Big Data: Fundamental Answers

Fundamental questions as big as data itself loomed at the beginning of Big Data Week.

Some answers:

How do customers of multiple managed big data companies deal with the heterogeneity?

Confluent provides Kafka, Rocana provides ops, Databricks gives you data science, Cloudera and Hortonworks give you everything else.

Each company has a proprietary layer meshed with open-source software. Generally, the more proprietary software you are running, the more you will need to consult with tech support.

My hypothesis coming into the week was that the integration of multiple proprietary systems leads to nasty problems and lots of calls with tech support. It was hard for me to discern if this issue is real or dreamed up by me. I asked most of my guests about it, and the answers varied.

I still don’t have a good answer to this, but I suspect that my hypothesis was off base. Systems integration always sucks and it will get worse as we move towards a Dockerized, Mesospheric world.

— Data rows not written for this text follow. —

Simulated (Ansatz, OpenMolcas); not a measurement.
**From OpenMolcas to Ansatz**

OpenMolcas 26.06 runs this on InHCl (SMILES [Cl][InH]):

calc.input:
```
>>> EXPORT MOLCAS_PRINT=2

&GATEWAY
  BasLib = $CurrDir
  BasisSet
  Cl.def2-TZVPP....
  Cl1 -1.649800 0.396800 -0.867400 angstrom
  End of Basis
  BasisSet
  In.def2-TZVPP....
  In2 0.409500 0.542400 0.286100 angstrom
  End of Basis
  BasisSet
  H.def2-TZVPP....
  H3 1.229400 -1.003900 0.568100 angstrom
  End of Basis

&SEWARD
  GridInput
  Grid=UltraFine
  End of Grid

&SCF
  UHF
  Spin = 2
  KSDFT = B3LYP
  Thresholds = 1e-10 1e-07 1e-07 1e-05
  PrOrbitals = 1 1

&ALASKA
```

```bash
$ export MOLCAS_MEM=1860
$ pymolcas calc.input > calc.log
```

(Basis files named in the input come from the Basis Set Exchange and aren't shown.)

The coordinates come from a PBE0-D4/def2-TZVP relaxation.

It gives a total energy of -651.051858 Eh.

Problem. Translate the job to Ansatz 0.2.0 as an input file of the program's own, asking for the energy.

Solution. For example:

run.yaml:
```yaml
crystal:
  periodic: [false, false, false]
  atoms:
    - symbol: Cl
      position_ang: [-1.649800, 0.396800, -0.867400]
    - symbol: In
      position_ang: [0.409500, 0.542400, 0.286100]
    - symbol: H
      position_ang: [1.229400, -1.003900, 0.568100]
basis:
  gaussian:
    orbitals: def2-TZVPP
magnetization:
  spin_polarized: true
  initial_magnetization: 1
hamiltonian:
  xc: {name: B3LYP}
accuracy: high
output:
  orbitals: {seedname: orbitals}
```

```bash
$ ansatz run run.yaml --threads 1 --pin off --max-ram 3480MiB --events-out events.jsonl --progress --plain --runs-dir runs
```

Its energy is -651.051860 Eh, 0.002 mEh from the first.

If you use the commercial solution, at least you will have tech support.

If you roll a data center with your own Kafka, your own Hadoop, your own Spark-to-Tableau communication layer, you may find yourself out of luck when Stack Overflow fails to answer your problem.

The optimistic interpretation: these companies are built to integrate with each other. Everyone is cut from the same open-source cloth.

It seems that the Age of Collaboration extends to the world of managed open-source.

Are there enough knowledgeable support technicians at managed big data companies to handle the customers?

I asked this question a couple times and the consensus response seemed to be “wtf are you talking about?”

Such is the consequence of reporting on Big Data stacks that I haven’t worked closely with. Sometimes I ask the wrong questions.

Why is this a bad question?

I’m not entirely sure. I don’t understand the relationship between Cloudera/Hortonworks and their customers.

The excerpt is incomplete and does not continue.